This proposal adds a new mechanism for declaring non-virtual private class methods and static private class methods outside of the class definition.
This proposal is a core language extension. It does not require any new keywords. It proposes one additional syntax by reusing an existing keyword in a manner congruent with the keyword's original purpose. The new feature does not break any legacy code. Some expressions which used to be a compilation error are now valid C++.
Good class design follows the principle of encapsulation. The game of encapsulation is the game of hiding as many details as possible, exposing only the minimum of details required for the users to use the interface. By minimizing the exposed information, we reduce the complexity of our interface, making it easier to understand and use. We also give ourselves much more freedom and flexibility with implementation. Any class details not present in the interface can be changed without affecting the users of the interface.
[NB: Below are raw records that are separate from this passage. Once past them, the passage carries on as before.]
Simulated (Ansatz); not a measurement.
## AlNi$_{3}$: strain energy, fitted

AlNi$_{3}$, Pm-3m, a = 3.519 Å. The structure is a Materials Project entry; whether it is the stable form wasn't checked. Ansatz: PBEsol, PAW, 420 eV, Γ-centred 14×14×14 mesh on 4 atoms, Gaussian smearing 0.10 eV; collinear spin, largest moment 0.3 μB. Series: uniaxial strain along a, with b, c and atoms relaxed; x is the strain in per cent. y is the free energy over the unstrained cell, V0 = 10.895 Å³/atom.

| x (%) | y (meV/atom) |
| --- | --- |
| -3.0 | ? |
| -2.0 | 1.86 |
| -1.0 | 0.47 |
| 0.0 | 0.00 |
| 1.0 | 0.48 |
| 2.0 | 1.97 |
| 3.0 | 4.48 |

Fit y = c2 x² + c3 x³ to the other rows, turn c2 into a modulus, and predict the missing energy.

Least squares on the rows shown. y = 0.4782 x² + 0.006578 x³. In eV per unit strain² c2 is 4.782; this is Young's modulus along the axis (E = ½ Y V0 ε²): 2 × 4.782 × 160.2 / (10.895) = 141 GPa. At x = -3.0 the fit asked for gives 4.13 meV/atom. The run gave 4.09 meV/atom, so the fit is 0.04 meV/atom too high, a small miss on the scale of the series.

We will perform an analysis of encapsulation provided by the C++ class mechanism. In C++, a system interface can take the form of a class definition. This class definition is normally written in a header file, in order to allow its use in multiple translation units. In order to maximize encapsulation, we must minimize the number of class details in the interface to the bare minimum required by the users of the class.
The following table lists all of the aspects that make up a class. It lists whether or not they are required to be in the class definition. The next 2 columns describe how each aspect is used by the programmer using the class directly and the child class inheriting from it. The last column describes when the compiler needs the aspect to be visible in order to implement the language.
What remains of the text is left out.